Stories of Standards: “Moments Notice”
Tune in weekday mornings for Stories of Standards to hear our favorite versions of “Moment’s Notice.” Rodney Franks present Stories of Standards Monday through Friday at 7:50 and 8:50 a.m. starting Monday, August 12!
Stories of Standards is sponsored by ListenUp – If you love music, you’ll love ListenUp.
“Moment’s Notice” was featured on John Coltrane’s 1957 recording “Blue Train”, with John Coltrane on tenor saxophone, Paul Chambers on double bass , Kenny Drew on piano, Curtis Fuller on trombone, Philly Joe Jones on drums and Lee Morgan on trumpet. While Coltrane only recorded it once, other soloists as well as listeners have regarded it as a standard ever since.

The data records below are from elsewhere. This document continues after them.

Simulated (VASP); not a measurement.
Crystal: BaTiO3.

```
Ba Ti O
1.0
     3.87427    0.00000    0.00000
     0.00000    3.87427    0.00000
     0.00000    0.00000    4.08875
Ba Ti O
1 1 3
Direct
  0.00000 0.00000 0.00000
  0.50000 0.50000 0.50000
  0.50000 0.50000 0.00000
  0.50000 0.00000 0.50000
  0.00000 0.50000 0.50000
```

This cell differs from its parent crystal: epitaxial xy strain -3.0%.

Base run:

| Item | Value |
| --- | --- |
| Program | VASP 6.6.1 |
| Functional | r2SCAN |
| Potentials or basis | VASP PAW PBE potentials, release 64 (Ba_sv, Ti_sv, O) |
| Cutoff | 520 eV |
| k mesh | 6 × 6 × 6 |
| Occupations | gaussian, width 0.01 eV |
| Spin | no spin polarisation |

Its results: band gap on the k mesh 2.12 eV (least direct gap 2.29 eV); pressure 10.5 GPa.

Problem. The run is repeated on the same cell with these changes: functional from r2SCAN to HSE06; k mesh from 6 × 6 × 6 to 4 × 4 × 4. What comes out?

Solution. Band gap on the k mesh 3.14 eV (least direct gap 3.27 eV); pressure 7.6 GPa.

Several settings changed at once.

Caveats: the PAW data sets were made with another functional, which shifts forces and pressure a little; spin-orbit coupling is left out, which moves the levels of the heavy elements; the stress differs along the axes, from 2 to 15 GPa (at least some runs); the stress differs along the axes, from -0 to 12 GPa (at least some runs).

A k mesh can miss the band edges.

John William Coltrane (23 Sept 1926-17 Jul 1967) grew up in North Carolina. Shortly after his twelfth birthday Coltrane’s father, aunt and grandparents all died within the space of a few months, after which he was raised by his mother and a close cousin. He initially played clarinet and alto horn before acquiring his first saxophone, an alto. He joined the navy in August 1945, where he became one of a very few Navy men to serve as a musician in the base swing band without having first been granted musician’s rating. By the end of his Navy service he was acting as a leader in the band and had already made his first recordings. He then moved back to Philadelphia, played with a number of bands, and switched to tenor saxophone in 1947. During this period he was introduced to bop, with a major development resulting from seeing Charlie Parker perform on June 5, 1945. In a 1960 interview he said, “the first time I heard Bird play, it hit me right between the eyes.” Coltrane went on to play with Thelonious Monk, Miles Davis and many others, sometimes freelance, sometimes in bands that he formed. He switched from plastic mouthpieces to metal mouthpieces with a stiff #5 reed. Among John Coltrane’s many honors and awards are induction into the Down Beat “Jazz Hall of Fame” in 1965, a posthumous Grammy for Best Jazz Solo Performance on the album “Bye Bye Blackbird”, the 1991 tribute to Miles Davis, the Grammy Lifetime Achievement Award in 1997, a special Pulitzer Prize in 2007 which cited his “masterful improvisation, supreme musicianship and iconic centrality to the history of jazz” and induction into the North Caroline Music Hall of Fame in 2009. His spiritual searches are recognized in his veneration by the African Orthodox Church in San Francisco, which incorporates his music and lyrics into its liturgy.